Fairfax: Advertorial is dead, here's native 2.0

By Brendan Coyne | 31 January 2014
 

Fairfax's native advertising lead has claimed that advertorial is dead and native advertising is delivering engagement rates approaching those of its editorial. What is more, "native 2.0" takes pretty much everything but the brief and the creative away from ad agencies.

Felix Kruger, emerging solutions specialist at Fairfax Media, said today that the firm's Brand Discover platform had delivered engagement rates of over two minutes for native articles. That compares to an average of around 30 seconds for advertorials and three to four minutes for editorial. "It's safe to say that advertorials are dead, and we've known for quite some time as they don't do as well as they should," he said.

Whereas some have been quick to dismiss native advertising as just the emperor's new clothes, or advertorial by another name, Kruger said it was completely different. He defined native as "a content-based ad where the experience follows the natural form and function of the publisher's platform". Advertorial, he said, was often "too clunky" within an environment, with standard templates not optimised to the user experience.
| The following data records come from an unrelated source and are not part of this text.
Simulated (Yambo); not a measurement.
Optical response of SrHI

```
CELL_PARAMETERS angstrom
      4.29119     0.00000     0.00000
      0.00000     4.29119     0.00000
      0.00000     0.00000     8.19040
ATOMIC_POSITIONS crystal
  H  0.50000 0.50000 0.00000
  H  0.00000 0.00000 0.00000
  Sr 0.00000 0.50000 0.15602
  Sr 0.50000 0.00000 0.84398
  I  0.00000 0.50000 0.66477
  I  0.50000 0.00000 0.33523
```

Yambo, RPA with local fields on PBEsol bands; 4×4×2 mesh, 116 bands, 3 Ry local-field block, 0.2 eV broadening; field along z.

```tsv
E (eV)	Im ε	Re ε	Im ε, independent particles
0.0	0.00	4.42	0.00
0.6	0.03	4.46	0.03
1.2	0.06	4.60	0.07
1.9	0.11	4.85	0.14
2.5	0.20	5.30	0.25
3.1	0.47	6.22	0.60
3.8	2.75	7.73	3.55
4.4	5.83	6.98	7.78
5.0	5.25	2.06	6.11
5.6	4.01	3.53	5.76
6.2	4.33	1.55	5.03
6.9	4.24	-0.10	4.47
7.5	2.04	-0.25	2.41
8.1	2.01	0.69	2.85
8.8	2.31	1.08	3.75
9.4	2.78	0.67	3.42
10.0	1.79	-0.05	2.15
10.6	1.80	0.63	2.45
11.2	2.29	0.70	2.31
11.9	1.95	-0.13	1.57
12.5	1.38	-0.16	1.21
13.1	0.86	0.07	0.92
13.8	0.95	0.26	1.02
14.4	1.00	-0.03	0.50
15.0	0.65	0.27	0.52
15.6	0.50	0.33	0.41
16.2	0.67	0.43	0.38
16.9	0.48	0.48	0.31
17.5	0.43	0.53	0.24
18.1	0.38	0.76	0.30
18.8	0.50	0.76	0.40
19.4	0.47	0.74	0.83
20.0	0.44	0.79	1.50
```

Early movers in the US, such as The Atlantic, had run into trouble with native advertising efforts because they let the brand and its partners do most of the work. Advertisers should never use internal people to attempt native, he said, labelling that format as "native 1.0", where publishers just provide the distribution platform and the template.

What Fairfax and others are banking on to bring back the ad dollars is "native 2.0". "The focus is more on the publisher side – handle the strategy, provide the writer network, the audience expertise, custom article templates and different distribution options." That leaves the brand providing "just the brief and the creative".

The strategy, he said, was paying dividends for Australian advertisers. Citing a series of five articles for Zurich, written by Fairfax contributor and AAP journalist Muriel Reddy, Kruger said average engagement across the series was two minutes eight seconds. He attributed that lift to useful, insightful copy bylined by a journalist readers were familiar with and leaving the hard sell out of the content.

Kruger even claimed that "one SMH editor had called to ask why the articles around finding homes were not in the business segment". Relevance is the golden rule to holding reader's attention, he said. "Relevance is king. There is more content out there than anyone can consume in their entire lifetime."